Published: 29th June 2022
Do we reflect our own bias?
This picture shows some wonderful trees with the foliage still young – a delightful sight that caught my eye. I guess made so much more impactful by the bright light - as I was in the shade, the contrast even more apparent. And yes, similar to another picture recently posted but in a very different setting.
The other part of the picture that I pondered over was the amazing reflection in the river. The river was moving but calm, looking so flat it was if it had just been ironed, with all the creases removed.
I stood and looked for a few minutes, listening to the birds, smelling the air with the range of ‘notes’ of a different kind that it carried.
It is a river that at times is coloured by the silt after a storm, strong ripples when the wind is blowing; frequently disturbed by boats of varying sizes moving about, a duck or swan floating along, or landing or taking off. Even the odd fish surfacing to capture a tasty morsel.
As I walked on my mind had been caught with the clarity of the reflection; so calm one could enjoy the full impact in the mirror-like surface, seeing and enjoying the colours in duplicate. A greater impact being made, one I am sure many artists would love to sit and create in such a perfect setting.
Yet when one often looks at other people the main picture will be noticed, but seldom is a reflection cast; even if there is, little detail can be seen. This is true of our perception of the person. Too often there is ‘noise’ to disturb the way we see the other person. Often tainted by own bias.
I have been running some workshops and one of the pictures I use was created in 1911. Published in a magazine called Punch, no longer in print. Around the time this picture was created many others of the type were created too. There was an interest in pictures that could be drawn and seen in more than one way. The picture I was using shows an image that can be interpreted as both and young lady and an old lady.
For those who have seen the picture before there is a personal preferred way of seeing the image – the young or the old lady seen first. For those who have not seen the image before there is always a mix in the room where some see the old, and some see the young, but cannot see the other. It takes some time before people start to see both…albeit in some situations it has taken a considerable time to spot both.
Coming back to the reflection in the picture, in the river – it struck me that as much as I like to observe, with people development at the core of what I do, I am sure, at times, I am hugely absent from recognising all that can be seen, all that someone has to offer. My own bias playing a role in the distraction.

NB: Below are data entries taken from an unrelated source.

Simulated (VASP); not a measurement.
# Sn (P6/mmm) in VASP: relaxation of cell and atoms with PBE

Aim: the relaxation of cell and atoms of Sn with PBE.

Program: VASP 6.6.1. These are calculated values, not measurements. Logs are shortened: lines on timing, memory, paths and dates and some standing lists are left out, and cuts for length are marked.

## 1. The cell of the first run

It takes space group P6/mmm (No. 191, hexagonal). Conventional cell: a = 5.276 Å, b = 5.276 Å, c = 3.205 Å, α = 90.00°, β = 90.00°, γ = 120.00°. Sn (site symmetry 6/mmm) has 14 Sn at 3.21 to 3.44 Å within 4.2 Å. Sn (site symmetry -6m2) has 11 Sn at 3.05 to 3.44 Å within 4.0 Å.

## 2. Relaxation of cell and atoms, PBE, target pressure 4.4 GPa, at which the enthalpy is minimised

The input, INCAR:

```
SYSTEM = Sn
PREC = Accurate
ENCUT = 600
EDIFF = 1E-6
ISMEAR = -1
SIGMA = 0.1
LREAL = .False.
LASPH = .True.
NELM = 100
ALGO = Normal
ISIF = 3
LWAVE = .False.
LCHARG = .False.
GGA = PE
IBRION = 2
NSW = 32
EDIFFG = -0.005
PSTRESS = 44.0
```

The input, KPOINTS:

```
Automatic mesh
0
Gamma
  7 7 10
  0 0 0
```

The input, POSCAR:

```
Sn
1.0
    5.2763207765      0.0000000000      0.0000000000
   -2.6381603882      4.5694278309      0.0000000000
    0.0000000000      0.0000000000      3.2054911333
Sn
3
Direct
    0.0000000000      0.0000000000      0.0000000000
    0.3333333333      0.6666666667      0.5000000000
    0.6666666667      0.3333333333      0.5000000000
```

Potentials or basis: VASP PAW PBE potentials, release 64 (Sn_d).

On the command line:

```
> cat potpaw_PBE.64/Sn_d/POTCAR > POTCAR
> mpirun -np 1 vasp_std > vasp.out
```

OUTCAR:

That left me remembering one of the elements of the Japanese approach to life, and their term Ikigai, the aim of leading a meaningful life, a life with purpose: walk slowly and you will go far. For in walking more slowly more is seen, more is appreciated. And in truth, like the story of the hare and the tortoise, often getting to the destination far more quickly. Critically, with greater perspective and less bias than our initial perception.
More has surfaced in our minds eye, just like on this day, more had surfaced by enjoying and noticing the refection in the river.
A valuable reminder to look and look again – yet how often do I take the time; how often do you take the time?